Land's end

The white clouds broke themselves off into little pieces so that I could think about the light and dark of things and decide for myself which aspect was better suited to my way of life.

Of the two pictures of the same thing, I prefer the pale one in which the foreground is clearer and I can see where I'm going.

Because I am who I am no one's gone before me and no one will come after.

I can't believe I was ever a Christian, but I suppose at the time I was Christian I didn't know what I was. I think I know what I am now. I'm a Greek, or someone between a Greek and a Hindu.

There's a great line in Lampedusa's, "The Leopard": "If we want things to stay as they are, things will have to change." It's such a beautiful book about the past, written by a man who is living in it as if it is the present. I'm reading it very slowly, not wanting it to end.

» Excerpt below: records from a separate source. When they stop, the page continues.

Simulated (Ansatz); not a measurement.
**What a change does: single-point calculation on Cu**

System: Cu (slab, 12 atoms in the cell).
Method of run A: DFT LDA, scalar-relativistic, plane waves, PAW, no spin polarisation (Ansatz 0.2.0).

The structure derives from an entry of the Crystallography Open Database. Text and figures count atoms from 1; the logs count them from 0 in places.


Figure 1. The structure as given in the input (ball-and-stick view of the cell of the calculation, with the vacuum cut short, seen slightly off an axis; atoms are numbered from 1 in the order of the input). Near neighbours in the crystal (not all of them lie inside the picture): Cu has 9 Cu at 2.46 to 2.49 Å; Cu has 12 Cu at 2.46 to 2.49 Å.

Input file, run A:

The man who told Elvis Presley that he'd "never make it as a singer" died the other day. His name was Eddie Bond, a singer himself. What would it be like to have said something like that and to have to live with what you'd said the rest of your life, knowing you might have been right if things had turned out differently?

While I walk Land's End, an image from a William Stafford poem comes to me out of nowhere: that in life I don't want much to happen. Those aren't the words exactly--they're close--but convey the sense of the thing. I think I know what Stafford is saying.